Hubspot recently posted 7 Habits of a Highly Effective Landing Page. As a read through this really good post I was thinking about a lot of the conversations we’ve had over the last couple of years with small organizations about their web sites. Just last week we were asked to evaluate a site and see if we could help with SEO. He had a simple template based site, typical of many small organizations, and couldn’t understand why it was performing so poorly. Unfortunately we had to explain that SEO on this particular site would be like painting a car with a bad engine. Another words, rebuild the site in a CMS system, start adding valuable content, and yes create landing pages. This is never a fun conversation, and the concept of a landing page was foreign to him.
Landing pages, as defined by wikipedia for online marketers, are ” the page that appears when a potential customer clicks on an advertisement. The page will usually display sales copy that is a logical extension of the advertisement or link.” For us a landing page is just where you want people to land on your site, that may or may not be the homepage. It could be that you are promoting an event, the page where people can donate or volunteer, or just where the information is that you want them to see.
There are two different types of landing pages, reference and transactional. From wikipedia:
- “A reference landing page presents information that is relevant to the visitor. These can display text, images, dynamic compilations of relevant links, or other elements. Reference landing pages are effective if they meet the objectives of their publishers, which may be associations, organizations or public service entities. For many reference landing pages, effectiveness can be measured by the revenue value of the advertising that is displayed on them.”

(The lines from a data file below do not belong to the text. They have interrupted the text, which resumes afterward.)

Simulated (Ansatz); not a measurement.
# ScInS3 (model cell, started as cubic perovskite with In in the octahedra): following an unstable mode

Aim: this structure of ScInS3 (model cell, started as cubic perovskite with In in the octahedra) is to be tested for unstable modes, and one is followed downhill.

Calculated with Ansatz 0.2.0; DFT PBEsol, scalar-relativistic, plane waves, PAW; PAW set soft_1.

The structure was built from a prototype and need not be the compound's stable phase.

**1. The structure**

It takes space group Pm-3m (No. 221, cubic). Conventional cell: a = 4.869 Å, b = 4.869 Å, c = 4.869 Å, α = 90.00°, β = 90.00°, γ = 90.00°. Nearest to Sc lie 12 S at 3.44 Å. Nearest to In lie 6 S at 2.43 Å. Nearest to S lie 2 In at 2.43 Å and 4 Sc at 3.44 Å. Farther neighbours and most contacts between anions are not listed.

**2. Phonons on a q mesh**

- “A transactional landing page seeks to persuade a visitor to complete a transaction such as filling out a form or interacting with advertisements or other objects on the landing page, with the goal being the immediate or eventual sale of a product or service. If information is to be captured, the page will usually withhold information until some minimal amount of visitor information is provided, typically an email address and perhaps a name and telephone number as well – enough to “capture the lead” and add the prospect to a mailing list.”
The post from Hubspot is great and will help you create effective landing pages. Hopefully this post will help you understand what they are.